The 2010 political season started early in the Heartland when Ben Albritton announced he’s running for state representative in District 66, which includes all of Hardee County, plus a portion of northwest Sebring, Avon Park and south-central Polk County.
Two Winter Haven men have joined the race as well: chiropractor Gary Newberry, and Leviticus Reed, who ran last year for the Winter Haven Canal Commission.
Newberry told a Polk newspaper that schools, health care, property taxes and insurance rates fair are the major issues in the state. “It never changes,” he said. “There’s always going to be these issues.”
Albritton loves public service, and promotes the Florida Citrus Commission, which he serves as the district 2 commissioner; this year, he’s the chairman.
“I get the greatest pleasure out of serving,” Albritton said. “I love to do it. That’s how I get more out of life.”
District 66 is currently represented by Baxter Troutman, who is limited to four terms in office. Troutman and Albritton are friends, and it was Troutman who first suggested Albritton could replace him.
“The actual thought emerged from a conversation he and I had four years ago,” Albritton said. “He was down here at my office talking to my brother and me, and we asked, who’s thinking about running? Who’s going to fill this seat when you’re gone? And he smiled and looked at me, and said, ‘What about you?’”
Albritton said if he hadn’t been a fourth-generation citrus grower, he might have chosen the ministry. He teaches a life group – a church group of 12 to 15 people who meet at his house every Wednesday.
Family is more important to him than business: “I prioritize my life. It’s simply the only way to keep my head above water. Guard and protect your family. I’m married to the most amazing woman I ever met, Missy. God, family, and others,” said Albritton. “If any of those things get out of order in my life, I know it very quickly.”
Albritton and his wife have three children: Rebecca, 11; Joshua, 8; and Ryan, 4. They live in Wauchula.
The Albritton family started in Bowling Green, which Ben points out was the first home of the Strawberry Festival, before it moved to Plant City. Today, the family owns groves in Hardee and Manatee counties, and an insurance business.
Albritton has a degree in citrus and business from Florida Southern College in Lakeland.
His platform has three components which Albritton said are intertwined and inseparable: family values, education and business. “That is the core of our society,” Albritton said.

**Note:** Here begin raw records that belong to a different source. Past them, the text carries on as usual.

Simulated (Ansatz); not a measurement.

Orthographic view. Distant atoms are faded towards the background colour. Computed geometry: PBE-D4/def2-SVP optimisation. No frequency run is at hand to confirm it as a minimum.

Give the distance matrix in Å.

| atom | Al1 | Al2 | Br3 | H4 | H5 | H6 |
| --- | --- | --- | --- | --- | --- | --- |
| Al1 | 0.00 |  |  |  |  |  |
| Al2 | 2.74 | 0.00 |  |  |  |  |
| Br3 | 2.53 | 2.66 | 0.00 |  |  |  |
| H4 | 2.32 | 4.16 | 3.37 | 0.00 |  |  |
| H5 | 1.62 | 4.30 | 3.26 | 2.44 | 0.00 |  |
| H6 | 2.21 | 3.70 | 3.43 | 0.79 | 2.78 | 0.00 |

“Insurance is super-important in Florida, and it’s going to be a significant challenge in the future,” he said. “The greenbelt exemption going to have be protected with life and limb.”
He also wants to reduce the number of divorces. He cited research from Strong Marriages Florida, which says fragmented families cost the taxpayers $1.9 billion per year.
Albritton would not disclose how much money he has raised, except to say the amount is significant. The first filing deadline for financial statements is June 30.